Pope hits out at ‘infantile and destructive’ aggression

WelCom May 2022 Pope Francis has given Russia’s President Vladimir Putin the edge of his tongue for launching a ‘savage’ war. The pope was speaking during a two-day visit to…

WelCom May 2022

Papal envoy Cardinal Konrad Krajewski prays at a mass grave in Ukraine on Good Friday. Eighty bodies were buried in the grave. Photo: Vatican Media

Pope Francis has given Russia’s President Vladimir Putin the edge of his tongue for launching a ‘savage’ war.

The pope was speaking during a two-day visit to the island of Malta last month.

Rather than use the Russian president’s name, Francis instead referred to Putin as ‘some potentate’ who had unleashed the threat of nuclear war on the world in an ‘infantile and destructive aggression’ under the guise of ‘anachronist claims of nationalistic interests’.

‘From the east of Europe, from the land of the sunrise, the dark shadows of war have now spread. We had thought that invasions of other countries, savage street fighting and atomic threats were grim memories of a distant past,’ the Pope said.

The ‘icy winds of war, which bring only death, destruction and hatred in their wake, have swept down powerfully upon the lives of many people and affected us all,’ Pope Francis said.

Moscow denies targeting civilians in its so-called ‘special military operation’ in Ukraine. It claims this ‘operation’ – aka ‘war’ to the rest of the world including the Pope – is meant not to occupy territory but to demilitarise and ‘de-nazify’ its neighbour.

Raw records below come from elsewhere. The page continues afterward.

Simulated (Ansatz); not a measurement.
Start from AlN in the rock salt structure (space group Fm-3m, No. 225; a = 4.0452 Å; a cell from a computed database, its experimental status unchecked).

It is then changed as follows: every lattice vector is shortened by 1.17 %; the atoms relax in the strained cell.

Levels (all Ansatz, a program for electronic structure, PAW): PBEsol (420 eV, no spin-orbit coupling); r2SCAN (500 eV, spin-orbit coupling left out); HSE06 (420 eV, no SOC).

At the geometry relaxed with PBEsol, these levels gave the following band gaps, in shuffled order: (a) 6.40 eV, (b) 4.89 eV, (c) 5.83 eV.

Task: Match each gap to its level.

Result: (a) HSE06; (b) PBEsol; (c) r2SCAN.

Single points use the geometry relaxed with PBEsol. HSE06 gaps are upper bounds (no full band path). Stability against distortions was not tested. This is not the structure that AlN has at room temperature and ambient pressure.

The Vatican, which in recent years has forged unprecedented new relations with the Russian Orthodox Church, has offered itself as a potential mediator. So far, the offer hasn’t been taken up, although the Pope has had several invitations to visit as a messenger of peace.

The Pope also criticised the armaments industry and expressed distress at the fading enthusiasm for peace that emerged after World War Two.

The clash of interests and ideologies have ‘re-emerged powerfully in the seductions of autocracy, new forms of imperialism and widespread aggressiveness,’ he said.